The Whatifs

I wish I had something upbeat and positive to say, but these days are really a bit of a bummer.

I worry that I’m making a mistake moving out on my own. What if I get hurt? What if the crushing loneliness kills me? What if I make a bad decision? What if my car breaks down? What if I don’t understand something? What if my perception of the world gets hopelessly skewed like the woman who currently lives down the street from me by herself who told me that the spray painted utility markings on the pavement were gang signs and I should watch out or they’ll break into my garage at night? What if, what if, what if?

Shel Silverstein wrote a poem for children about the “whatifs”, in which they crawl into your ear at night and have a party while you stew and simmer and waffle. The poem mixes real fears (“What if my parents get divorced?”) with silly ones (“What if green hair grows on my chest?), but doesn’t ultimately offer any solutions.

My biggest fear is the loneliness. I don’t have a good friend network right now. Spending 24 years of my life with my best friend, someone who didn’t enjoy socializing, means that my circle is very small. I really have only three dear friends, and two of those have very small children which means they have very little time for my additional whining and crying. The third friend is going through her own issues right now and I definitely don’t want to pile on. Don’t get me wrong, I think spending time with those folks is a very important and welcome distraction, but in terms of people who are available for me emotionally, the pickins are slim.

Another of my biggest fears in the immediate future is money. It’s not that I don’t have any, it’s that I have to learn how to handle it differently. I don’t know how to not split things halfway with someone all the time. I don’t know what I can afford in a new apartment. I’m desperately (and somewhat unrealistically) afraid that I’ll over extend myself financially. I don’t know how to make a real budget and stick to it because I’ve always easily lived well below my means.

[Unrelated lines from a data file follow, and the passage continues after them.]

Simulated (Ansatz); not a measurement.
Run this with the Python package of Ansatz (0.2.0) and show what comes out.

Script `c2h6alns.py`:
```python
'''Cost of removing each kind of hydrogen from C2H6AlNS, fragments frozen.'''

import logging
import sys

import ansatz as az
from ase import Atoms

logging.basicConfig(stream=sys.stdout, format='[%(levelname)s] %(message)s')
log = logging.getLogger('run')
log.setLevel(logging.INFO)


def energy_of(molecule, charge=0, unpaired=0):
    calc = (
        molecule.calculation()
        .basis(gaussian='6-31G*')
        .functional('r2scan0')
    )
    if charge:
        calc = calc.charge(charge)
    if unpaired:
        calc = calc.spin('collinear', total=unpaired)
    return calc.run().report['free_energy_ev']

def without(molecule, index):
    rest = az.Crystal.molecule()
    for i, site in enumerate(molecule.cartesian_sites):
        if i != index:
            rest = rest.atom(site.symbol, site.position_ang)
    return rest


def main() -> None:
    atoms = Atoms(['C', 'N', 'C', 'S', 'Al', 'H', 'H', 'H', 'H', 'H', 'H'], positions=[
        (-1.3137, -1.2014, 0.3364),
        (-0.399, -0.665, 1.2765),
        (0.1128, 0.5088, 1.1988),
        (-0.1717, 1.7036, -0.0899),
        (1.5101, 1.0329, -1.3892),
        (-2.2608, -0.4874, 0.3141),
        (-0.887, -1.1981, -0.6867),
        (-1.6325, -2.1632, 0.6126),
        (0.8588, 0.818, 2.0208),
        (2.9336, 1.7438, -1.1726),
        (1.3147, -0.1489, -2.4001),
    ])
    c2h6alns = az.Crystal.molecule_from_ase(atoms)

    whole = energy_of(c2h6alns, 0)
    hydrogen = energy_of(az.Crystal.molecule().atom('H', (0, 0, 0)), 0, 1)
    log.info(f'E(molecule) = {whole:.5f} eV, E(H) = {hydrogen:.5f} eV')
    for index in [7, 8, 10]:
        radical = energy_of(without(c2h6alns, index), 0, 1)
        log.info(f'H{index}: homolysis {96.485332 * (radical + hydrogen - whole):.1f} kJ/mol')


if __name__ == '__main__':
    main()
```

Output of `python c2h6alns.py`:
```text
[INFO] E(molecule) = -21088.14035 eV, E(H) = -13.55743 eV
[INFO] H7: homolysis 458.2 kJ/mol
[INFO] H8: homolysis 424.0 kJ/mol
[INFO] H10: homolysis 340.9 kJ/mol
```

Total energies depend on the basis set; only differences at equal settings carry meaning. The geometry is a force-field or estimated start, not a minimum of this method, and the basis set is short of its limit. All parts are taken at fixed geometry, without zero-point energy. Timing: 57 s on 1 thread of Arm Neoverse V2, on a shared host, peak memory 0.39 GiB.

I will have my animals. I will meet new people. I will work out the money on paper. I will keep writing to stave off the crazies. I don’t want to get too strict with myself right off the bat, but I have to make sure that I have an exercise plan, a meal plan, a budget, and a means to fill free time, whether that’s quilts or art or classes or time with friends, it will be important to have an orderly regimen with a plentiful offering of distractions at first.

I keep wanting to say “this too shall pass” for comfort, but the truth is that this is a permanent change, and it will not pass. My separation from my significant other is permanent.

It is permanent.

Permanent.

Part of the reason it’s hard to get a grip on the permanence is that we’re still in the same house, still in the process of splitting. I see him all the time. We both work from home.

Well, I guess there’s no better time to meet myself than now, before I’m totally alone. The past 24 years have really been an exercise in a particular kind of loneliness, since my partner is emotionally unavailable and frequently invalidates mine. I think loneliness when you’re with someone might be the worst kind of all because you shouldn’t be alone. I can remember days, in the first few years of the relationship, where the loneliness was a giant black hole in me, sucking and sucking and finding nothing of substance to fill it. Hindsight is always 20/20, but it turns out that not being alone is not better than being together and lonely.

It’s my blog, I can have double negatives if I want to. And, as, many, extra, commas, as, I, see, fit. And sentence fragments. And sentences that start with “and”.

Maybe writing more and spending time with my own voice is the best way to get in touch with a girl I lost a long time ago. I’ve spent half a lifetime not thinking about her. The task ahead is to find her again, and remake her in my own image.